Education Today

by: Kuan-Yin Chen (kuanyin2)

Video: https://www.youtube.com/watch?v=BrgfgPu6jhQ

Task Methodology

Task 1: Most Cited Paper

  1. Find author's all papers
q_author_papers = select(models.PaperAuthorAffiliations.PaperId).where(models.PaperAuthorAffiliations.AuthorId == authorId)
  • Get all referenced papers from first step's papers.
  • Aggreated and count number of been referenced
  • Order and limit the result
q = select(models.PaperReferences.PaperReferenceId, func.count(1)).where(models.PaperReferences.PaperId.in_(q_author_papers)).group_by(models.PaperReferences.PaperReferenceId).order_by(func.count(1).desc()).limit(limit)

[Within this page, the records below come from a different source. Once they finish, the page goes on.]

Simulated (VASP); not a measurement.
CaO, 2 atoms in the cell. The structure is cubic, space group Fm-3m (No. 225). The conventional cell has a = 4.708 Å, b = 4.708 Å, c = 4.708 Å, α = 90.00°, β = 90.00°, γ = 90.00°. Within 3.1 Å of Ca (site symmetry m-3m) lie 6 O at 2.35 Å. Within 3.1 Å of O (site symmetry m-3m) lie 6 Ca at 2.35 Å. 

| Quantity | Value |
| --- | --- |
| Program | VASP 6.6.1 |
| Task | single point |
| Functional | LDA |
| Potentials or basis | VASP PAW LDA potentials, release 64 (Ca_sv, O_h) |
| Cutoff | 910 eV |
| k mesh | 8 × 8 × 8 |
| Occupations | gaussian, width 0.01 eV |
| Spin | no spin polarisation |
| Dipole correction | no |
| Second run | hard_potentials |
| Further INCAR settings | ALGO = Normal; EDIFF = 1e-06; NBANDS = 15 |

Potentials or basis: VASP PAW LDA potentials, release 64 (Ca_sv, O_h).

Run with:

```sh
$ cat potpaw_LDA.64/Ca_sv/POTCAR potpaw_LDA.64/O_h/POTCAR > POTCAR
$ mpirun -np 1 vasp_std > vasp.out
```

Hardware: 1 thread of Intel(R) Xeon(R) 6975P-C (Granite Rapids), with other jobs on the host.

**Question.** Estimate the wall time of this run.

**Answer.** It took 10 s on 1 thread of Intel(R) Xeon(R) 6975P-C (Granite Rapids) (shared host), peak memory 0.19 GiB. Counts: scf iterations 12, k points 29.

Task 2: Most Related Insitutions

  1. Find affiliation's all authors
q_affiliation_author = select(models.Authors.AuthorId).where(models.Authors.LastKnownAffiliationId == affiliationId).distinct()
  1. Find all papers from step one's authors
q_co_author_paper = select(models.PaperAuthorAffiliations.PaperId).where(models.PaperAuthorAffiliations.AuthorId.in_(q_affiliation_author)).distinct()
  1. Find all co-authors from second step's paper (exclude input affiliationId)
q_co_author = select(models.PaperAuthorAffiliations.AuthorId).where(models.PaperAuthorAffiliations.PaperId.in_(q_co_author_paper)).where(~models.PaperAuthorAffiliations.AffiliationId.in_([affiliationId])).distinct()
  • Get third step's authors LastKnownAffiliationId
  • Aggreated and count number of LastKnownAffiliationId
  • Order and limit the result
q_affiliation = select(models.Authors.LastKnownAffiliationId, func.count(1)).where(models.Authors.AuthorId.in_(q_co_author)).where(~models.Authors.LastKnownAffiliationId.in_([0, affiliationId])).group_by(models.Authors.LastKnownAffiliationId).order_by(func.count(1).desc()).limit(limit)

Development Setup

Requirements

  1. Docker
  2. Node.js + yarn
  3. Python 3.9

Steps

Backend + Database + Data Import

  1. Unzip data.zip as data/ in project's root folder
  2. docker-compose up

Frontend

  1. cd frontend
  2. yarn install
  3. yarn start
  4. open http://localhost:3000/

System Methodology

Database Design

  1. Database schema is based on https://docs.microsoft.com/en-us/academic-services/graph/reference-data-schema
  2. Foreign Keys and Indexs are added to improve query perfomance

code: app/models.py

p.s I added an addition Id column as primary key on table PaperAuthorAffiliations, because the documents says that "It is possible to have multiple rows with same (PaperId, AuthorId, AffiliationId) when an author is associated with multiple affiliations."

Database initialization

Use SQLModel (sqlalchemy) to init database: SQLModel.metadata.create_all(engine)

code: app/init.py

Data Import

Import data using MySQL's LOAD DATA statement for better performance since the dataset is large

code: app/import.sql

Frontend

Modules

  1. React Base: create-react-app
  2. UI Framework: Chakra Ui
  3. Request: Axios
  4. TypeScript

Types

API data schema: frontend/src/types

Components

  1. Task 1: frontend/src/components/MostCitedPapers.tsx
  2. Task 2: frontend/src/components/MostRelatedInsitutions.tsx

State Management

I use hook (useState) to store form value and api response.

Backend

Modules

  1. Backend: Flask
  2. ORM: SqlModel
  3. SQL Connector: pymysql
  4. Retry: tenacity

API Endpoints

code: app/app.py